Part of my research for ‘Curry Tales’ took me to South India and I spent time observing Kuthu performances of companies such as Kutthu-p-pattarai and Kataikuthu Sangam.
Kuthu is also sacred and associated with rituals; it has an innate theatricality and aesthetic, and yet stems from the most human of needs – the need for shared experience.
I've absorbed the spirit of the Kuthu genre rather than use a full-on replication of it in my performances.
Do you have to craft the humour in your performance or does it come more organically?
I think the best humour comes from recognition and observation and this can be honed over time and experience.

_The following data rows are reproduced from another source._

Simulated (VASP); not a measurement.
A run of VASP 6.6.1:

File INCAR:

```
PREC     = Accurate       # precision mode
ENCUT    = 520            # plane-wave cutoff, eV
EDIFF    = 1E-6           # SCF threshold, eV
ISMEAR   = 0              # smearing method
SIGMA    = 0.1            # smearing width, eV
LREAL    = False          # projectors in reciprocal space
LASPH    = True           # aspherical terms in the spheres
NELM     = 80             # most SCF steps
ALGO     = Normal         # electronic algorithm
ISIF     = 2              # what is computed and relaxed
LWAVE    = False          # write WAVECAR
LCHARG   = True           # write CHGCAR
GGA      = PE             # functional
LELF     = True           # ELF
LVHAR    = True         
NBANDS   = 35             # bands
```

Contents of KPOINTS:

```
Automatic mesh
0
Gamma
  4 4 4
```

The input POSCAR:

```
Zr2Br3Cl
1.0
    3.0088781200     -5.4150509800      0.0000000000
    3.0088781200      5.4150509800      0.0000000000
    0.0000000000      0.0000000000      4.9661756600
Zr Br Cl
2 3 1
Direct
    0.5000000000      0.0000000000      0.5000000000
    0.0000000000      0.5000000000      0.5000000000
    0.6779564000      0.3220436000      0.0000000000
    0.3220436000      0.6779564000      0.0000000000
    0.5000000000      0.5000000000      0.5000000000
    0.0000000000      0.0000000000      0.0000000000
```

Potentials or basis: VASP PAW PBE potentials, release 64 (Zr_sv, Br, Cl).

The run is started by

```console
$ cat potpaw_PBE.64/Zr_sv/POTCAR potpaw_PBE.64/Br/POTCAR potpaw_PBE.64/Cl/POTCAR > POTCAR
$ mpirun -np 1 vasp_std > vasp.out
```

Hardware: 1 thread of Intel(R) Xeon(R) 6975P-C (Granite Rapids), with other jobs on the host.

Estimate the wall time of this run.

But magic happens, when the performer is relaxed and not trying too hard, an the audience is given permission to laugh.
Laughter is a serious business because it tackles things that we run away from in everyday life, usually things that we don't dare talk about that are usually taboo.
From pratfalls to witty satire, humour is always subversive.
Cooking is pivotal in ‘Curry Tales’. What are some of your earliest and fondest memories related to curries?
The morning after, when the flavours in a curry have "settled" and mellowed in the afterglow. When no animal was harmed in the making of it, and a fresh paratha (bread) is recommended to clean the plate.
If you could make steps towards “I-have-a-curry named-after-me” greatness, what kind of curry will it be?
It would be called "The Drama Queen" and it will have complex flavours, often working against each other, an aftertaste that lingers, and frothy foam that forms on top as it cools down, so that only those with robust palettes can handle the plunge.
Any curry-making tips to share?
Think of burning in hell when you grind the masala.